Here, the file is compressed:

  > lsattr foo
  --c---- 16 lzrw3a  foo

We try to uncompress it.  The 'c' flag is cleared, but the cluster size
is still there.  This means that the file still holds some compressed
clusters:

  > chattr -c foo
  > lsattr foo
  ------- 16 lzrw3a  foo

In the next example, the cluster size is no more displayed after the
file is uncompressed.  The uncompression has succeeded:

  > lsattr foo
  --c---- 16 -       foo
  > chattr -c foo
  > lsattr foo
  -------  - -       foo

   2.5  Is it possible to compress a swap file ?
   ---------------------------------------------

It is possible to do a 'chattr +c' over an active swapfile, but it will do
nothing, and moreover I don't recommend to do that.  The reason is that
compression occurs only when the inode is put (see question 2.1).  This
is just a guess, but it seems to me that a swap file will be opened
when swap is enabled and put when swap is disabled.  The compression
will thus only occur when the swap file is not used anymore, which is
certainly not what you want.

It is certainly possible to make compression occur when the file is
accessed, and not only when it is closed.  But remember that e2compr
works by freeing blocks.  When you create a swap file, the first thing
to do is to allocate the blocks (using dd if=/dev/zero for instance)
so that the kernel will be sure to find these blocks when it will need
them.  Allowing e2compr to free some blocks in a swap file could be
dangerous because the kernel could eventually need to reallocate some
blocks when swapping.  The question is of course: what if the device
is full ?

   2.7  It seems to me that files will be fragmented a lot.
   --------------------------------------------------------

Then you are right ...  Instead of freeing unneeded blocks, we could
free the complete cluster and then reallocate the really needed
blocks.  Preliminary tests showed me it does not improve the speed if
the machine is not highly loaded, but it would certainly if it were.
It also certainly depends on the speed of your disk.

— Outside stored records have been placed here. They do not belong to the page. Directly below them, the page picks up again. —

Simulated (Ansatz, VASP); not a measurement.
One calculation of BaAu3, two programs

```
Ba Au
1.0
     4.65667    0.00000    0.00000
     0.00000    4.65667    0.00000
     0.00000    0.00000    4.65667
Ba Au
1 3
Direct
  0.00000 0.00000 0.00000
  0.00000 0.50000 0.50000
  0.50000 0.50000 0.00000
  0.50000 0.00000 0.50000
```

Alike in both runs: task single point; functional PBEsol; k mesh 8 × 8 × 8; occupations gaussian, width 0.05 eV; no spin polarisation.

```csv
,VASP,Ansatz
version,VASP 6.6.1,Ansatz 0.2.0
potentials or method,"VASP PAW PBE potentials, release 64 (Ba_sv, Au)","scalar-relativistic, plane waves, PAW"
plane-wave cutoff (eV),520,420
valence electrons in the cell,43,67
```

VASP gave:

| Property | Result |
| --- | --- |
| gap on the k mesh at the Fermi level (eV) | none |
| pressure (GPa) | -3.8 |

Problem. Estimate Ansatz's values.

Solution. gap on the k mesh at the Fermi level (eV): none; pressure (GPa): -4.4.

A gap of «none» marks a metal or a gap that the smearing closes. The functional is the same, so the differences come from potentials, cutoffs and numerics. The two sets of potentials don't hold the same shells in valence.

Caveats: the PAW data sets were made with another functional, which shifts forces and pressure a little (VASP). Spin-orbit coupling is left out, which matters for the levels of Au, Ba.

If this is a problem, you can use e2compress to compress your files
instead of chattr.  This will of course be useful if the file is used
only in read mode, but even if it is sometimes written it will
probably reduce the fragmentation.

Please, DON'T USE A DEFRAGMENTER unless you're prepared to lose your
data (see question 1.2).

   2.7  Can I make a compressed boot/root floppy ?
   -----------------------------------------------

No problem, and you can put a lot of things on it.  The only
precaution is, of course, to make sure that you don't compress files
that are needed before the kernel is fully loaded and before the ext2
code can be used !!! You thus shouldn't compress your kernel image
(which is probably already compressed) or any file in the /boot
directory.  But you can compress dynamic libraries and binaries without
problem.

However, if you're reading that floppy into a RAM disk, and memory
consumption isn't too much of a problem, then you will be better off
using the compressed ramdisk feature of the kernel instead of e2compr.

   2.8  What files should(n't) I compress ?
   ----------------------------------------

   2.9  What algorithms should(n't) I use ?
   ----------------------------------------

The INSTALL file has a little information on this.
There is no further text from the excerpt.